ALP member for Canberra Gai Brodtmann advocated for her local electorate 164 times during the parliamentary term, more than any other politician.

Honouring the contribution of the Jennings Germans to the Canberra community, complaining about a telecommunications outage and expressing concerns about the use of the drug ice within her electorate were some of the instances in which Brodtmann plugged her local community or advocated for their needs.

Bond University students reporting for UniPollWatch analysed almost 20,000 speeches made in Parliament across the majority of the current term of government—from the first sitting day (November 12, 2013) until the beginning of 2016.

Local (electorate-specific) issues were usually raised in one of two ways in parliamentary speeches: as ‘Statements by Members’ or as ‘Constituency Statements’. Candidates’ local advocacy was assessed by tallying the number of speeches made in these categories.

Other MPs who ranked in the top 10 for local advocacy were: Lisa Chesters (Bendigo), Cathy McGowan (Indi), Joanne Ryan (Lalor), Jill Hall (Shortland), Sharon Claydon (Newcastle), Andrew Giles (Scullin), Melissa Parke (Fremantle) and Jane Prentice (Ryan).

Across the House of Representatives, MPs had a mean of 37 local advocacy speeches.

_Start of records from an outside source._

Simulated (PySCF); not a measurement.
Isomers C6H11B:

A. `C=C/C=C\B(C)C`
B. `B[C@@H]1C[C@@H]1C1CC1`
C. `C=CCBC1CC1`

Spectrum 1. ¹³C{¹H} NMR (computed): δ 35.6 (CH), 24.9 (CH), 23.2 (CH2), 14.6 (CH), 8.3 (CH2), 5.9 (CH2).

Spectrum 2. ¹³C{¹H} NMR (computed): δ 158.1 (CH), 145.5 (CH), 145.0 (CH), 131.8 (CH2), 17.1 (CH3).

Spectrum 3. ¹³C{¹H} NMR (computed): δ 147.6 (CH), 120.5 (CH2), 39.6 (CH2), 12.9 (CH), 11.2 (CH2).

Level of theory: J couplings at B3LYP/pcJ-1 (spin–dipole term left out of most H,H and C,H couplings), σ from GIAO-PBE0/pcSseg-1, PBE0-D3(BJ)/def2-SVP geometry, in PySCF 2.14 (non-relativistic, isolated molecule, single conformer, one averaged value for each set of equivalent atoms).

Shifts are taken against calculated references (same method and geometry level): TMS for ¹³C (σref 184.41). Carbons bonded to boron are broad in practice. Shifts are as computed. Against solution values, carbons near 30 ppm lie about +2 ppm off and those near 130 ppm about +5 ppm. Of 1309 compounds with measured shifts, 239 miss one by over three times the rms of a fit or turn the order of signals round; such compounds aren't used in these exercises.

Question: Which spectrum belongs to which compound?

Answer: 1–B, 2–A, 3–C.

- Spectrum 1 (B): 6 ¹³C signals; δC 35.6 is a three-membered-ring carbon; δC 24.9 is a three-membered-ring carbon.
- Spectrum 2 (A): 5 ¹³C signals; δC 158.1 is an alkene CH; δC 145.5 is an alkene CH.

Although all but one of the top 10 local advocates were ALP party members (McGowan is an independent), when considering the entire cohort of politicians there was no significant difference in the way the two major parties performed in this category.

However, analysis of data did reveal a gender difference. Female MPs (with a mean of 58.33 local issues speeches) were more likely to speak about electorate issues than male MPs (with a mean of 32.42 local issues speeches).

Politicians from rural or provincial electorates were also more likely to advocate for their electorate than metropolitan MPs (a mean of 42 speeches, versus the metropolitan mean of 37).

Local advocates were also more likely to be politically inexperienced (they had served less terms in government), were more active on committees and were absent less often.

Across all categories of speeches (on legislative matters, local issues, social and moral issues, and their ministerial portfolios), MPs gave an average of 140.71 speeches throughout the term.

Bronwyn Bishop spoke on 95 ‘Matters of Public Importance’, more than any other politician, and gave the highest number of speeches overall—undoubtedly connected to her former role as Speaker.

Other vocal MPs in the Matters of Public Importance category were: the Liberal Party’s Tony Smith, Labor’s Bill Shorten, Chris Bowen, Terri Butler, Pat Conroy, Tanya Plibersek, Josh Frydenberg and Lisa Chesters, and Nationals MP Michael McCormack.

In terms of overall speeches, the most vocal members of parliament after Bronwyn Bishop were: Christopher Pyne, Jill Hall, Lisa Chester, Michael McCormack, Gai Brodtmann, Jane Prentice, Joanne Ryan, Tony Smith and Alannah MacTiernan.

With the exception of two MPs elected at by-election in late-2015, the least vocal MPs in terms of overall number of speeches were: Clive Palmer, Julie Bishop, Ross Vasta, Wayne Swan, Andrew Robb, Ian Macfarlane, Jason Wood, Jason Clare, Bob Katter and Andrew Wilkie.

Analysis of the overall number of speeches revealed that the most frequent speakers were demographically diverse, and there were no significant gender, party, age or experience differences.

That is, even a relative new backbencher was likely to speak as frequently as an experienced minister or shadow minister—these MPs simply spoke on different topics.

Unsurprisingly, MPs who were absent more frequently also delivered fewer speeches.